I’ve lost my plurality of identity while at UChicago. I feel like a monolith: strictly defined by my character as a student. Consequently, my social interactions are dictated by this identity, especially with adults. Our university is a knowledge economy in which students are consumers who solicit the production of goods and services from our faculty. While I may be superimposing Marx onto a seemingly innocuous structure, I think our position as students lends an imperial authority on our professors. I encourage students, faculty, and the University’s policies to prioritize the synchronicity of students and faculty socialization.
I remember that feeling in high school when I saw my English teacher at Party City: “Can they leave the school?!” This type of shock has followed me to college. Students and faculty exist in disparate realms, and there’s something fundamentally strange about being assigned to a realm where I engage with adults strictly in a mode of exchange. This mode of exchange creates an impersonal social orientation endemic to universities: Adults are seen as the incarnation of research and knowledge and exist to deposit their curriculum into students. As such, we often engage with faculty in one-directional discourse: question and answer, which gives our relationships a transactional character.
Over the last few months, I’ve enjoyed trying to deconstruct the formality inherent in this intellectual exchange. I’m eager to escape the student vernacular, putting curse words on sabbatical for twenty minutes.
The University should adopt “Take a Faculty to Lunch or Dinner,” a university-funded program practiced at Dartmouth, Yale, Ohio State University, and University of Pennsylvania, among other recognizable institutions. These universities have a shared policy: sponsored vouchers, at least once per term, that cover the expenses of at least one student and one professor dining off-campus. Dartmouth describes their program as “designed to encourage undergraduate students and faculty to have substantive conversations outside of the classroom, engaging around topics of academic interests, future studies, and general life experiences.” Dartmouth offers a $30 voucher per person to be used Monday through Friday, allowing a maximum of three students and one professor per meal at either a fine-dining restaurant at the Hanover Inn or their campus food hall.
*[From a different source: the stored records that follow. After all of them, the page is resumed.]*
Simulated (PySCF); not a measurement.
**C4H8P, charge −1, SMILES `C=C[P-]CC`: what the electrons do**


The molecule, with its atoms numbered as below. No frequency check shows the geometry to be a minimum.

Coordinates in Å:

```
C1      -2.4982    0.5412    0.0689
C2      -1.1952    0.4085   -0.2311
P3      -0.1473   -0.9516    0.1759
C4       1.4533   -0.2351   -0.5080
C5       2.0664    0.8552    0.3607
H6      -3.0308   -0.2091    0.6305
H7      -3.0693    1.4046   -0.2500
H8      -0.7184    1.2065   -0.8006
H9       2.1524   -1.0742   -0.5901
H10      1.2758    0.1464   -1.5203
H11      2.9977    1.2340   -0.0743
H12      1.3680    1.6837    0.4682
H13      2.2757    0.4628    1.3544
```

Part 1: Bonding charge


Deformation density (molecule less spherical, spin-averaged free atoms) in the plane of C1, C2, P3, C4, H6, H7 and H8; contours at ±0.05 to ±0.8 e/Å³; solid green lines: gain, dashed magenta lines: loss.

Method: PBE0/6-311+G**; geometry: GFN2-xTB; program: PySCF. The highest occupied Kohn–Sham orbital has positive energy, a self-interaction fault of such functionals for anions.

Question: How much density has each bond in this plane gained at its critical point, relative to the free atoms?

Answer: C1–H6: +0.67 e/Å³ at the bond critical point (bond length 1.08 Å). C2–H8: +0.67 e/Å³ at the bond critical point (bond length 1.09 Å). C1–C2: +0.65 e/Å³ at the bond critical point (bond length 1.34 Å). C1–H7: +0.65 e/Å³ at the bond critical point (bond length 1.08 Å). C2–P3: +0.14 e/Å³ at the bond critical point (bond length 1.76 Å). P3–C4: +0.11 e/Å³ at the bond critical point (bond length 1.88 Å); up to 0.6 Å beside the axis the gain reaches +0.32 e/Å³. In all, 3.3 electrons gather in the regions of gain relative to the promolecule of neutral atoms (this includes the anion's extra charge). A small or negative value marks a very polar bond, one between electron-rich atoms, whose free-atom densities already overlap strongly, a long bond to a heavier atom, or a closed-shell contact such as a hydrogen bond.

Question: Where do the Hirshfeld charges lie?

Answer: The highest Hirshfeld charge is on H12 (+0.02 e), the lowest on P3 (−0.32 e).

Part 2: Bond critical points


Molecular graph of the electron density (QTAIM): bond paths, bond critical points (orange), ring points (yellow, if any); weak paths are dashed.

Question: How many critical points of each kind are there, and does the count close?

UChicago should facilitate a similar program to encourage student-faculty relationships unbridled by classroom evaluation and regulation, especially since we are already plagued by a reputation as socially inept students, well-versed in everything but eye contact.
Though not administrative, I suggest professors also begin to reconfigure social norms. By referring to faculty only by their earned degrees, we are encouraged to see them as strictly defined by their intellectual labor. Instead, I encourage faculty members to let students refer to them by first-name. My Sosc professor prefers this address, and it certainly is not a demerit to his credentials. Rather, the lack of formality creates a more accessible and inviting learning environment.
As for students, I encourage you all to find ways to bridge these disparate realms. Distance yourself from the structural barriers between you and your professor: Propose office hours outside of a laboratory or office, invite a professor to coffee and correspond via email with any lingering questions. Like many of you, I’m passionate about passion. I could listen to a lecture on Turkish weaving if the lecturer were emphatic and captivating enough to convince me to care about nomadic weaving motifs. I think many of us view our professors as an auditory machine, and we aren’t afforded the conversational freedom to understand how or why they acquired their knowledge, specialty, and passion.
The modalities of student-professor interactions need to be expanded. I’m looking for mentors, not only teachers, and our school should do more to recognize the value of social interactions rather than just modes of knowledge exchange.
Henry Cantor is a first-year in the College.